Frottage and Glow-worms

So, having ascertained that I am no action hero, we left Queenstown and headed for the boundless wastes of Fiordland. This, as I discovered several times over, is New Zealand's biggest nature reserve/national park, as well as being part of a World Heritage Site, mainly because it's so remote no-one can get there to spoil it. Not that they haven't tried.

We had found out a bit about Fiordland and the things you could do there from the numerous leaflets strategically placed around the bar on the Steamship Earnshaw. Everything seemed to happen around a sleepy little town called Te Anau, so that's where we headed. Along the way, we were sidetracked into Manapoura, where, for a princely sum, we signed up for boating trips to the Glow-worm caves, Milford and Doubtful Sound. Once more Barbara surprised me with her sudden enthusiasm for nautical adventuring. It might be something in the air, I suppose.

First off, the Glow-worm caves. These caverns, on the far side of lake Te Anau from the town that shares it's name, are carved out of the limestone and extend far into the hills. Maori legend told of a place of swirling water, and some enterprising westerner decided that it would attract tourists if only he could find the place. It took him three years, then a bit longer to develop it into something accessible to ladies in long skirts.

Nowadays it's a slickly run tourist attraction with a few nice rough edges. After a terrible video introduction, a group of us were lead into the caves along a series of walkways over the rushing water. Our cheerful guide let us know that the river occasionally rose quickly, filling the cave entirely, but that they usually had enough notice to clear everyone out first. This was after they had taken our money.

Inside the caves we were boated along cold streams and into a darkened cavern to see the glow-worms. A uniquely New Zealand phenomenon, these are the larval stage of a fly that has evolved to eat the insects hatched of eggs washed into the caves from streams and lakes high above. Attaching themselves onto the rocky cave ceiling, these matchstick sized grubs produces long tendrils of what looks a lot like snot, drooping them down into the cavern like fishing rods. Then they glow. How much they glow depends on how hungry they are. Newly hatched insects - moths and sandflies mainly - are attracted by the lights, and fly towards them, getting stuck in the mucus. The glow-worms haul in their lines and then have a jolly good feed.

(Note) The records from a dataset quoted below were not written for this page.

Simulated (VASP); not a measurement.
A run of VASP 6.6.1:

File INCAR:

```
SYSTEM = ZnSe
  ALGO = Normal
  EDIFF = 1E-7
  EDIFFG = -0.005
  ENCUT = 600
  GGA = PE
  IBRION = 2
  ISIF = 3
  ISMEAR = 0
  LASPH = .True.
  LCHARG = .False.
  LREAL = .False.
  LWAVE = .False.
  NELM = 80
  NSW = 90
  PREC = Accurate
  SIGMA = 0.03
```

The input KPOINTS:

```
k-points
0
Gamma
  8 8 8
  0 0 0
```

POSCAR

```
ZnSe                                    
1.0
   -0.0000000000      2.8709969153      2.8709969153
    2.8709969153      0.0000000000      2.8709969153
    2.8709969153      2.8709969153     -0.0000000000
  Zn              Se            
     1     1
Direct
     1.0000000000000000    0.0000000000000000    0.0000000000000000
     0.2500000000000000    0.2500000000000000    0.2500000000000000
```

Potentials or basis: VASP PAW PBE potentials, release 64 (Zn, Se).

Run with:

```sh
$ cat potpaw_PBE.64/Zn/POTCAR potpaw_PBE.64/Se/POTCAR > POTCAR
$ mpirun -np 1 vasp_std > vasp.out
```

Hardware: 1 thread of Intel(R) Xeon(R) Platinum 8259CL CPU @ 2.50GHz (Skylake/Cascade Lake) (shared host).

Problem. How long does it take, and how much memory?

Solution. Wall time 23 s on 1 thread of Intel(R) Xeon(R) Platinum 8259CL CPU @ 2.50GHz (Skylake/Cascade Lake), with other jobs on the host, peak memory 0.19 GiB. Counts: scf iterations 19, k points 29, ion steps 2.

It's one of those so-unlikely evolutionary strategies that plays so well into the hands of the creationists, but it's fascinating to see. At one point on the trip our guide punted us into a cavern in our long boat and everyone fell silent. For long minutes we just drifted around in the cold and dark, with a thousand pinprick stars overhead like it was a clear night and we weren't four hundred feet under a mountain. The only sound was the muted roar of the stream rushing through neighbouring caverns, there was no wind, no feeling at all. After a while I had to move in a slightly frottaging way towards the person sitting next to me, just to convince myself that I wasn't completely alone.


Next: A Doubtful Sound.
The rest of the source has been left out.